In which case, why are you using expensive, way over-spec. CF cloth to cover it? The practice in England is to make the buck out of pretty much anything to hand, chicken wire (mesh) plywood, etc., covered with automotive bodyfiller (cheap polyester/clay mix). The (production) Voyager buck was bodyfiller over PU foam for instance. Once the female moulds are done the buck is usually scrap, being fragile and heavy. A lighter, more robust, one-piece, GRP male can be taken out of the female mould (before the panel breaks and flanges are added), if needed.

I kinda suspect that this is the actual bodywork? That would explain the CF, although my supplier (Matrix Mouldings in Bristol) suggests that epoxy/glass is the best cost/effective option, with the cost of CF making it a high-end option where ultimate strength trumps everything else. Most of the strength/weight imnprovement avaiable in GRP comes from using Epoxy resin (they tell me). Part of the problem with CF is it's very unfriendly collapse state - splinters basically.

Go on, tell us more!

Re: Puzzled

Royce, indeed ...the CF is the outerskin of the bodywork. I just made this Monsterbike to show off a bit. ;) I need to promote my firm a bit, don't i.

As i never knew if there would be any interest in my work i planned to make a single prototype and safe on money by not making female moulds. I hope to catch attention with my design. If it works fine, i plan to make negative moulds, but ...i would redo the shaping a bit to my new experiences with this prototype.

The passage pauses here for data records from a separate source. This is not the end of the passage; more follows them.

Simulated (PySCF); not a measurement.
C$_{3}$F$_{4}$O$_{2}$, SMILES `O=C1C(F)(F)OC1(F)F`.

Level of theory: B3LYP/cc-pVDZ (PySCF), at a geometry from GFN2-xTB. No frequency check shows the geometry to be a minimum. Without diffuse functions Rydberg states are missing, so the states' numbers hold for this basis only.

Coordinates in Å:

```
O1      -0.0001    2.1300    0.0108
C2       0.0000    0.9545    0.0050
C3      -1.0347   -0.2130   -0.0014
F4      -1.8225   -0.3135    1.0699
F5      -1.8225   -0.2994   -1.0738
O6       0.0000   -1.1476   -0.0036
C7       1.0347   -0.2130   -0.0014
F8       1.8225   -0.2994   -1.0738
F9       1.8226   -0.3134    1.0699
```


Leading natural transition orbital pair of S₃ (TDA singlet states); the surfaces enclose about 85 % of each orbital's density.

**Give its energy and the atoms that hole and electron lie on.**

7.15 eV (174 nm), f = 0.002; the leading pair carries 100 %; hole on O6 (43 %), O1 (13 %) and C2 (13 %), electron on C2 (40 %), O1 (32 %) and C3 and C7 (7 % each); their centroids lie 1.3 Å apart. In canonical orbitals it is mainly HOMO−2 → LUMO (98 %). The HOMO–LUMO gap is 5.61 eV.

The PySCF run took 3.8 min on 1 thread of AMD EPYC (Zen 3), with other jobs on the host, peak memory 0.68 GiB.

All i can say now is that i might have done a bad decision by making no female moulds ...even for a single prototype. The body will not be as good as it could. And i need to work now with a body that is vertical. Not easy to place reinforcements when the work goes vertical. In a female mould which lays horizontal all is much easier. Anyway ...a good lesson learned.


I think it makes complete sense to do one-offs as you are. It's exactly what I'm doing and for the same reasons, to save money and time on a prototype. If it works you can always take female moulds off it.

I'm impressed by the CF surface layup. It's a challenge to get a perfect, clean layup with a transparent resin!

The (French) Sicomin epoxy resin I use doesn't run off vertical surfaces, It's stickly enough to layup onto an underside surface with no risk of peel, no liquid phase during cure. It is transparent but I do all the surface finishing in an lightweight (epoxy/glass bubble mix) filler, so the glass layup is not visible.